There is the Christmas tree shining into the grey lane. Home is warm and carpeted, with bedside lamps turned on, as always. When I was a child the gentle slump of the car in the drive would always be a bit of a bother.
“We’re home.”
I’d be half asleep in the backseat, sighing in tune with the silencing of the radio. Soon I’d have to wriggle out of the car onto the cold pavement: a bitter interlude between warm car and warm home. I was a sleepy child, always lulled to sleep by short journeys and cassette tapes. My sister used to taunt me for it – she still does. Even now, home provokes a drowsy knowingness that London tries its best to shake out of me. Here, there is a new puppy, and ironed bed linen and fields and fields of Suffolk somewhere beyond my window.
The town of Bungay clings to our house. I type to the thrashings of rain and perhaps it’s because our lane is silent and my room is warm, but it runs streams into the darkness and I imagine the glow of the pub on Bridge Street. During the day, there is the stillness of a florists with wreathes decorating the pavement; the stillness of the Catholic church – the churchyard always misty and moss grown; the stillness of the butchers, the bakers, and a steady supply of antique shops. I suppose Bungay unboastfully, unknowingly, has everything tucked away somewhere. The only problem is it’s so easy to forget to look.

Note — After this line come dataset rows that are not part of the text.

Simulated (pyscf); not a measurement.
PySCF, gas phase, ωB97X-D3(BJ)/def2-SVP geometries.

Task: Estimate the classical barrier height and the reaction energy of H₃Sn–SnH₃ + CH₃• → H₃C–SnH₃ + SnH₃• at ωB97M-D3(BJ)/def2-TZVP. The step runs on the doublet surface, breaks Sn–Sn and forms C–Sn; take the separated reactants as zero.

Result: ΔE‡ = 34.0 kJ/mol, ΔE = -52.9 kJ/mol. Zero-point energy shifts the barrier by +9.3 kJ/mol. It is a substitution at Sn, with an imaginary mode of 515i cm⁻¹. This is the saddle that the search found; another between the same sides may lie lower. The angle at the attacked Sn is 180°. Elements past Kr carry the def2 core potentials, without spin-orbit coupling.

When I was fifteen I worked every Saturday morning in the local greengrocers. It was cold and I was constantly wrapped up in knitwear and books about vegetables. One day an elderly woman listened to my plans of escaping to London, to which she responded with a surprisingly motivating string of cliches, “Go! Explore! Remember that Bungay will still be here when you come back.”
I guess that’s the drowsy comfort in coming home, and the reminder to keep moving. After all, I couldn’t allow myself to quietly stagnate here, not in the Bungay of my youth.